ValueError: Expected input batch_size (10) to match target batch_size (5)

neuralpat · January 6, 2021, 1:53pm

Hi,

I’ve seen a lot of threads about similar issues, but unfortunately none of them helped me resolve mine.

I’m trying to generate news headlines, with a character-level RNN.
I have the following model:

class HeadlineModel(nn.Module):
    def __init__(self, input_size, hidden_size, output_size):
        super(HeadlineModel, self).__init__()
        self.gru = nn.GRU(input_size, hidden_size)
        self.fc1 = nn.Linear(hidden_size, output_size)
        self.softmax = nn.LogSoftmax(dim=2)

    def forward(self, data, hidden):
        x, h = self.gru(data, hidden)
        x = self.fc1(x)
        y_hat = self.softmax(x)

        return y_hat, h

My Input shape is 10x5x96. I got a sequence-length of 10, current batch-size is 5 and I got 96 characters overall that I’m one-hot-encoding. The output is of course the same size.

Here’s my training loop:

criterion = nn.NLLLoss()
optimizer = torch.optim.Adam(model.parameters())
h0 = torch.zeros(1, batch_size, hidden_size)

for sample, target in train_loader:

    optimizer.zero_grad()
    h = h0

    h = h.to(device)
    sample = sample.permute(1, 0, 2)
    sample = sample.to(device)
    target = target.to(device)

    y_hat, h = model(sample, h)
    loss = criterion(y_hat, target)
    loss.backward()
    optimizer.step()

My target size is 5x10. I read that NLLLoss() expects class indices (i.e. not one-hot-encoded), so, since my sequence-length is 10, for each batch I’m feeding it 10 such indices and hence the size of the target.

I get the following exception:

Traceback (most recent call last):
  File "H:/PycharmProjects/pythonProject/HeadlinerGenerator.py", line 117, in <module>
    loss = criterion(y_hat, target)
  File "C:\ProgramData\Anaconda3\envs\pythonProject\lib\site-packages\torch\nn\modules\module.py", line 727, in _call_impl
    result = self.forward(*input, **kwargs)
  File "C:\ProgramData\Anaconda3\envs\pythonProject\lib\site-packages\torch\nn\modules\loss.py", line 213, in forward
    return F.nll_loss(input, target, weight=self.weight, ignore_index=self.ignore_index, reduction=self.reduction)
  File "C:\ProgramData\Anaconda3\envs\pythonProject\lib\site-packages\torch\nn\functional.py", line 2261, in nll_loss
    raise ValueError('Expected input batch_size ({}) to match target batch_size ({}).'
ValueError: Expected input batch_size (10) to match target batch_size (5).

Process finished with exit code 1

I don’t get why it thinks that the input batch-size is 10.
I’ve read the documentation for NLLLoss() a dozen times now but I’m not getting it.
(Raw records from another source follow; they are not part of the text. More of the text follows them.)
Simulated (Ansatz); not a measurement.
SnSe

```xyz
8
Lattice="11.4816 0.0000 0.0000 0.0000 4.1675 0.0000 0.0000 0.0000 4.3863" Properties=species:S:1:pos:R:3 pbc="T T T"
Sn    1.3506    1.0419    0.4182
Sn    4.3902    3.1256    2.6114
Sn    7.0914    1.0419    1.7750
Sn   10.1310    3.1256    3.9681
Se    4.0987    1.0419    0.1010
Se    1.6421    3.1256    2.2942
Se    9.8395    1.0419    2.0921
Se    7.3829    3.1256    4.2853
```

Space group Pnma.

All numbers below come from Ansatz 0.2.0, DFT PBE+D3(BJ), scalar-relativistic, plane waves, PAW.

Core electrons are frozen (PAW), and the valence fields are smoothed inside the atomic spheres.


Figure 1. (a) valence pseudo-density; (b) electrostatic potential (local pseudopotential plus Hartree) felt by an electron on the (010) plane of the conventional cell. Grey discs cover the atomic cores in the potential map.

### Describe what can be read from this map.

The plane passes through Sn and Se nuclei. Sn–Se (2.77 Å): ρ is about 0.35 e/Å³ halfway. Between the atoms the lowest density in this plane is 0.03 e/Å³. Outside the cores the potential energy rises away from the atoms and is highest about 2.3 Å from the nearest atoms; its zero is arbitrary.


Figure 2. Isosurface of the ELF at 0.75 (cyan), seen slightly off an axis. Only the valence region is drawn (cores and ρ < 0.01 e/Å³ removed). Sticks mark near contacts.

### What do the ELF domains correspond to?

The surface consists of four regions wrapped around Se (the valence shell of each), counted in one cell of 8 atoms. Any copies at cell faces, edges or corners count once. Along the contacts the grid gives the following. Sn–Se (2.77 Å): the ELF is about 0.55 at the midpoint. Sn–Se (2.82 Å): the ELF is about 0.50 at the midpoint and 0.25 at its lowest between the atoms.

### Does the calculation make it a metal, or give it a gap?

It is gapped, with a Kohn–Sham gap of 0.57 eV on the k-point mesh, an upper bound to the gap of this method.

What does my target need to look like?
Does it actually have to contain class-indices (which in my case are character-indices)?

I hope someone is willing to help me out here, I’m lost.

neuralpat · January 6, 2021, 6:50pm

@ptrblck I’m seeing that you’re being very helpfull around here. Thank you for that. May I bother you with this? Do you think you can help me out here? If not, that’s cool, I get it

ptrblck · January 7, 2021, 1:55am

The nn.GRU module expects the inputs as [seq_len, batch_size, features] as described in the docs by default, while other layers, such as nn.Linear, expect dim0 to be the batch dimension.
You could either permute the output of the GRU before passing it to self.fc1 or use batch_first=True while creating the nn.GRU module and pass the input as [batch_size, seq_len, features].

neuralpat · January 7, 2021, 6:00am

Thank you for repsonding.

This exception is thrown when calculating the loss though. You think what I’m passing to the loss function is correct, but the output of my network isn’t ?

I’ll try to change my code accordingly and see if it helps.

/edit: Sadly I’m still getting the exception, just a slightly different one:

ValueError: Expected target size (5, 96), got torch.Size([5, 10])

The Error makes sense to me. I get that I’m passing in values one-hot-encoded (96) as input, and I’m passing them as non-one-hot-encoded indices as target but from everything I read, I thought that’s what I’m supposed to be doing and so I have no clue how to resolve it.
Is this assumption not correct?

I’m really lost here.

/Edit:

Okay, I think I found the solution:

loss = criterion(y_hat.permute(0, 2, 1), target)

No more exception.

Is this correct ?
What happens to the third dimension of the input? Is it just ignored?

ptrblck · January 7, 2021, 7:36am

nn.CrossEntropyLoss for a mutli-class classification on a temporal sequence expects the model output in the shape [batch_size, nb_classes, seq_len] containing logits, while the target should be passed as [batch_size, seq_len] containing the class indices in the range [0, nb_classes-1].